Friday, May 10, 2013

Stage 7

   An End to the Drug Wars

    As I said before in a recent commentary of one of my colleagues, the war on drugs has proven to be a a spectacular failure. According to a summarization from a New York Times article "Despite billions spent on measures from spraying coco fields high in the Andes to jailing local dealers in Miami or Washington, a gram of cocaine cost about 16 percent less last year than it did in 2001" which just further confirms my point. 

   Even if people believed all the misconceptions out there about drugs, and lets say just they were real. That would mean that drugs are very bad, but that doesn't mean the war on drugs is a good thing.

   It is essentially just a prohibition, and with that I believe the war on drugs is also very counterintuitive.  Why you may ask? When you stop the sale of drugs, that just means it costs more to sell. Therefore higher prices means  higher revenue for the dealers to buy guns, buy more drugs, and used to bribe officials. 
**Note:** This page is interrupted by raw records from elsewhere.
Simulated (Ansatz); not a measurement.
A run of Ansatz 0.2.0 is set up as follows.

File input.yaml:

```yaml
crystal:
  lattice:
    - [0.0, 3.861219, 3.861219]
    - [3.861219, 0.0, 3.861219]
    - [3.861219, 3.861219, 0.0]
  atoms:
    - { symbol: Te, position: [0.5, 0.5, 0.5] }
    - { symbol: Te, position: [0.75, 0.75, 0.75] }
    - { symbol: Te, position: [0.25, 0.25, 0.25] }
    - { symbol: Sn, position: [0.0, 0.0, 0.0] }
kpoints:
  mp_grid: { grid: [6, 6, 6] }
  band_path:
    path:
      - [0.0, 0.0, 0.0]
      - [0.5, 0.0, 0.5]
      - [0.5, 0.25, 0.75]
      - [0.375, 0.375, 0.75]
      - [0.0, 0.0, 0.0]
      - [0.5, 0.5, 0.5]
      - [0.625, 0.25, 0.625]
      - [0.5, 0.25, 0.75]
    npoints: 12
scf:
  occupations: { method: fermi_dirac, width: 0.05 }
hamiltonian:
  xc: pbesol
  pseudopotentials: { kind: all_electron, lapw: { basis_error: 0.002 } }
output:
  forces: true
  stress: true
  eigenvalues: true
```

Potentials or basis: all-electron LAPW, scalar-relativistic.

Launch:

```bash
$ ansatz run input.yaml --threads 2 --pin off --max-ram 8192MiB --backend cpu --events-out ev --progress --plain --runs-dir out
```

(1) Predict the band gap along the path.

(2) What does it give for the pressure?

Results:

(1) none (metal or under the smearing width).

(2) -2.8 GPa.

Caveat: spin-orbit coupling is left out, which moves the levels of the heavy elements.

  Again, referring to the summarization from the Times "almost one in five inmates in state prisons and half of those in federal prisons are serving time for drug offenses. In 2010, 1.64 million people were arrested for drug violations. Four out of five arrests were for possession. Nearly half were for possession of often-tiny amounts of marijuana." Sounds a tad over the top there, but what does the government care? It's just your taxpayer money paying for the prisons.